C++ overload resolution
The two “overloads” aren't in the same scope. By default, the compiler only considers the smallest possible name scope until it finds a name match. Argument matching is done afterwards. In your case this means that the compiler sees B::DoSomething. It then tries to match the argument list, which fails.
One solution would be to pull down the overload from A into B's scope:
class B : public A {
public:
using A::DoSomething;
// …
}
How does overload resolution work when an argument is an overloaded function?
Let's take the most interesting case,
bar("abc", foo);
The primary question to figure out is, which overload of bar to use. As always, we first get a set of overloads by name lookup, then do template type deduction for each function template in the overload set, then do overload resolution.
The really interesting part here is the template type deduction for the declaration
template<class T> void bar(T* x, void (*f)(T*)) {}
The Standard has this to say in 14.8.2.1/6:
When
Pis a function type, pointer to function type, or pointer to member function type:
If the argument is an overload set containing one or more function templates, the parameter is treated as a non-deduced context.
If the argument is an overload set (not containing function templates), trial argument deduction is attempted using each of the members of the set. If deduction succeeds for only one of the overload set members, that member is used as the argument value for the deduction. If deduction succeeds for more than one member of the overload set the parameter is treated as a non-deduced context.

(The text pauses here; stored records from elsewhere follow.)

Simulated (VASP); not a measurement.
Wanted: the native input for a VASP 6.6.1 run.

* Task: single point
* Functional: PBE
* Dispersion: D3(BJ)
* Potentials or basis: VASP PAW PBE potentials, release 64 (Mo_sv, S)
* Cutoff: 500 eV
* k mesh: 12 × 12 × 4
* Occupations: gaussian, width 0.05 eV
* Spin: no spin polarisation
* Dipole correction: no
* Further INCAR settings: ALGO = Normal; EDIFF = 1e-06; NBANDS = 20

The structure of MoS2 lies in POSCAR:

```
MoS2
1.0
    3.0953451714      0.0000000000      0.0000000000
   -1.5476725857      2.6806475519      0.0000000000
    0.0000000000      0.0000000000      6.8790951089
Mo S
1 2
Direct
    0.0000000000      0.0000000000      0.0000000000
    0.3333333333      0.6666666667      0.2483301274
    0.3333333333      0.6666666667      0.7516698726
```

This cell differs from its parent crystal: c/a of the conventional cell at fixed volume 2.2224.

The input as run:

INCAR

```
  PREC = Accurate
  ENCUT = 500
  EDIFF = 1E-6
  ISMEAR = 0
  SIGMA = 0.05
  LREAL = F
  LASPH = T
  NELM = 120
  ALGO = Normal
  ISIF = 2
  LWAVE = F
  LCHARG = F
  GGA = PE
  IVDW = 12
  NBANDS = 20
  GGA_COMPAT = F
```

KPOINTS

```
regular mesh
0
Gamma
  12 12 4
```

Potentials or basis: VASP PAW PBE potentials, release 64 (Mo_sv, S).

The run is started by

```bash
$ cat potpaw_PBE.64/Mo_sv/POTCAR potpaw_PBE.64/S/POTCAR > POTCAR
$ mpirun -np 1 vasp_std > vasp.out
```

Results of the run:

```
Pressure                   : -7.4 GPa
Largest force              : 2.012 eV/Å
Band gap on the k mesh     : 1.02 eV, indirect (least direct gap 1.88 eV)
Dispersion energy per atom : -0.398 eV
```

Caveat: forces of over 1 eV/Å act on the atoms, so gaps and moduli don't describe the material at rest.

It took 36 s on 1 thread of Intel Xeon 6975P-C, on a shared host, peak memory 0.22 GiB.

(P has already been defined as the function template's function parameter type including template parameters, so here P is void (*)(T*).)
So since foo is an overload set containing a function template, foo and void (*f)(T*) don't play a role in template type deduction. That leaves parameter T* x and argument "abc" with type const char[4]. T* not being a reference, the array type decays to a pointer type const char* and we find that T is const char.
Now we have overload resolution with these candidates:
void bar(int x, void (*f)(int)) {} // (1)
void bar(double x, void (*f)(double)) {} // (2)
void bar(std::string x, void (*f)(std::string)) {} // (3)
void bar<const char>(const char* x, void (*f)(const char*)) {} // (4)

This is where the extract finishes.